Magnesium Alloys Protection & Surface Treatment
Just as steel will rust and copper will tarnish, so magnesium will acquire a surface coating of oxide.
The need for surface protection of magnesium alloys depends entirely on the conditions of service, and where these are known to be non-corrosive no protection may be necessary. The alloys are all very stable in normal atmospheres and can be used quite as freely as, for example, mild steel. Just as steel will rust and copper will tarnish, so magnesium will acquire a surface coating of oxide, but no corrosion will take place unless a definite corrosive factor is present.
Designing magnesium components to last
When magnesium alloys are used in contact with other metals greater care must be taken to see that wet or very humid conditions do not arise; or, if they cannot be avoided, that adequate steps are taken to ensure that they do not penetrate to the metal surface. Magnesium is anodic to other metals and so will be ‘sacrificed’ to the other metal to which it is attached when both are wetted with an electrolyte. When this happens, the other metal secures a degree of protection by sacrificing its partner. This effect, however, cannot occur at all in the absence of an electrolyte. Merely damp conditions alone are not sufficient to cause any appreciable degree of galvanic corrosion. This is an important point which is often overlooked, and the danger is in consequence greatly exaggerated. The real danger lies not so much in the bi-metal union as in the persistent wetting of such a union, and persistent wetting is undesirable even in the absence of a bi-metal union.
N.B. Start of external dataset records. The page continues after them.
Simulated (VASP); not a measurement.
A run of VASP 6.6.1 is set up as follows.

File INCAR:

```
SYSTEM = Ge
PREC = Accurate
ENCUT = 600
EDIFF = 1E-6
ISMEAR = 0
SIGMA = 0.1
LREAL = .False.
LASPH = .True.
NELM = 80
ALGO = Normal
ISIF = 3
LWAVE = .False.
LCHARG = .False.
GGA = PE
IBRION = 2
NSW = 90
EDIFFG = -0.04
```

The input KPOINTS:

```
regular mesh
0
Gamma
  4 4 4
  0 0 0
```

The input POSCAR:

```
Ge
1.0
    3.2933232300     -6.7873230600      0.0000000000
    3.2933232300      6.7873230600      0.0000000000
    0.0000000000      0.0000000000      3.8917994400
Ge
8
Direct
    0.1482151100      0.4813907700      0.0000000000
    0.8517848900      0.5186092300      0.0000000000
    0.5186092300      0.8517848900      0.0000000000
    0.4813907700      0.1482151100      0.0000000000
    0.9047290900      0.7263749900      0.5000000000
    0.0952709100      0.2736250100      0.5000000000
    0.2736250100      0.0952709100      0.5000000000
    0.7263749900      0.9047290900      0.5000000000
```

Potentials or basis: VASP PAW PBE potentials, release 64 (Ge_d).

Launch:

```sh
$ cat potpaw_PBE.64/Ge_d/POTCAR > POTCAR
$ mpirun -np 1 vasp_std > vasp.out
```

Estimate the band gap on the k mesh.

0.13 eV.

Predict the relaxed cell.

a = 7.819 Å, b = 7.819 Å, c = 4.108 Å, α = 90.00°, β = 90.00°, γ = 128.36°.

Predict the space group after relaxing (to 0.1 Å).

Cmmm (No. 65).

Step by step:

Untreated magnesium has a lower corrosion rate in an industrial atmosphere than mild steel
The practical aspect of the protection of magnesium alloys, in severe conditions especially, is very closely bound up on one hand with design and on the other with assembly. Schemes that are otherwise good may miscarry for lack of thought at the design stage or because of faulty or careless assembly. In general, the corrosive substances to be avoided are aqueous solutions of salts and acids. They may be derived from salt spray or from industrial gases such as sulphur dioxide. Most of the impurities in the atmosphere which lead to the corrosion and rotting of structural iron and steel will also attack magnesium, though sulphur gases are less damaging than chlorides. In a similar way corrosive conditions to be avoided are the wetting, and especially the persistent wetting, of the metal surface by such solutions as those described above. They may take the form of rain, seawater splashes, condensate from the cooling of highly humid atmospheres and the like. If these can be kept in check, little trouble will result.
Minimising damage to magnesium alloy parts
Corrosive influences are those factors which affect the behaviour of the metal in its environment. For example, lack of ventilation, by preventing evaporation of condensed water, may make all the difference in the situation. With free evaporation little or no corrosion will occur, whereas in the continued presence of moisture corrosion may be severe. In the same way the accumulation of water in an undrained recess may bring about significant corrosion, whereas little or none would have occurred if the water had been free to drain away. Hairline fissures between mating surfaces, which by capillary action attract and retain films of moisture also come into this category.